The Fresh Loaf

News & Information for Amateur Bakers and Artisan Bread Enthusiasts

100% Honey Whole Wheat: My Formula, Take One

Stephanie Brim's picture
Stephanie Brim

100% Honey Whole Wheat: My Formula, Take One

I actually put this together, meaning to for a while, after dmsnyder mentioned Suas's whole wheat. This is my first try at a truly 100% whole wheat bread and both Adam, my husband, and I think it's a keeper, but with one change: it needs more honey.


  • 200g whole wheat flour
  • 115g white whole wheat flour
  • 35g gluten flour
  • 260g milk


  • 200g whole wheat flour
  • 150g water
  • 5g instant yeast

Final Dough

  • all of the soaker
  • all of the biga
  • 50g butter
  • 55g honey (we think that 80g would have been better)
  • 12g salt
  • 25g milk


Put soaker ingredients together in a bowl and thoroughly combine. Set aside. Put biga ingredients together in a bowl and thoroughly combine. Place plastic wrap over both bowls and let alone for an hour or so. Mine went for a little over since I was feeding Alexander at the time.

To mix the final dough, break both the soaker and biga up into small pieces and place into the bowl of a stand mixer. Add all other ingredients and mix on low until everything is incorporated into the dough, then medium-low for 3-4 minutes until the dough no longer sticks to the sides of the bowl. Place in a bowl for bulk ferment.

During bulk ferment I did 2 letter stretch and folds. I don't really think I needed to as the dough seemed to be very elastic, but I wanted to be sure. Allow to double after the second stretch and fold if you decide to do it. Overall, the dough got a 2 hour ferment.

Cut into two pieces and shape into loaves. This worked for 1 loaf sandwich bread and about 4 rolls. Baked at 350 degrees for about 30 minutes, then went down to 325 for 10 minutes. I took the rolls out before turning the temperature down.

This is soft, light, and perfect for sandwiches. Both my husband and I like the fact that it isn't too heavy, yet it's 100% whole wheat. Considering the fact that none of my projects have been going completely right lately, this success (and one other that I'll mention on my other blog once I've figured it out *without* it being a slight accident) makes me feel good again.

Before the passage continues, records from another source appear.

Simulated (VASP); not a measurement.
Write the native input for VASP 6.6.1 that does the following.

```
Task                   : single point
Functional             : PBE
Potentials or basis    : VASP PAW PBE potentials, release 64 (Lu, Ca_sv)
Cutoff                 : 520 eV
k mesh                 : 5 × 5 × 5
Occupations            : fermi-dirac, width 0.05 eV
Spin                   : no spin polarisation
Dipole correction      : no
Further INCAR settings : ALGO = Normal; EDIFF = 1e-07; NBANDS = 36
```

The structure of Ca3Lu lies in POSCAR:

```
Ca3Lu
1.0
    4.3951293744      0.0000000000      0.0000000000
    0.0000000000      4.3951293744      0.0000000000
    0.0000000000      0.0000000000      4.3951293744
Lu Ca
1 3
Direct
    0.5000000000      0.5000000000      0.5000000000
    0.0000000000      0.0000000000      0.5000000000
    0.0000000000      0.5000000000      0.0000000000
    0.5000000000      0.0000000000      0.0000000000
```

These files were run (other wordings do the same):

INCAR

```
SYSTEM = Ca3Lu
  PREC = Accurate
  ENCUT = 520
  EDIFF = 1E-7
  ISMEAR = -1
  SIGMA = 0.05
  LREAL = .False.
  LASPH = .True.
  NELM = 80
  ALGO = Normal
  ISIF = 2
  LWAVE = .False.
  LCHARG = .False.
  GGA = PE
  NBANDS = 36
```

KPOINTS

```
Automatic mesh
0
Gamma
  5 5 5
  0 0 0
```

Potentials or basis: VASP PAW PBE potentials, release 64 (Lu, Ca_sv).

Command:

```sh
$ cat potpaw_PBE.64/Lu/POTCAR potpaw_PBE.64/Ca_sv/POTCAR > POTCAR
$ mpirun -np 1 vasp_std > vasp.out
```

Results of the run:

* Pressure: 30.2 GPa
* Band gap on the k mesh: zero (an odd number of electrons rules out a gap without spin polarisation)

Now I think I can tackle David's San Joaquin Sourdough. ;)


Stephanie Brim's picture
Stephanie Brim

As an aside, I think that putting the biga ingredients together the night before, perhaps putting both the soaker and biga together and then refrigerating, would help bring out more flavor from the wheat. I was just trying to throw together a bread that could be made within a 5 or so hour time frame and still be up to my standards...which have gotten much higher since I've started using more sourdough. The baguettes I made yesterday are being made into bread crumbs they're so tasteless. At least this gets flavor from the butter and the honey. :)

Stephanie Brim's picture
Stephanie Brim

And further note: I used KA white whole wheat and regular whole wheat flours in this bread. If you do make it and find that your results aren't all that great, you may want to be sure you're using a similarly milled wheat flour. The whole wheat from KA is very finely milled, as is the white whole, and therefore produces a bread that's a bit more pillowy. If you want a little less pillowness, try adding some stone ground in there as well.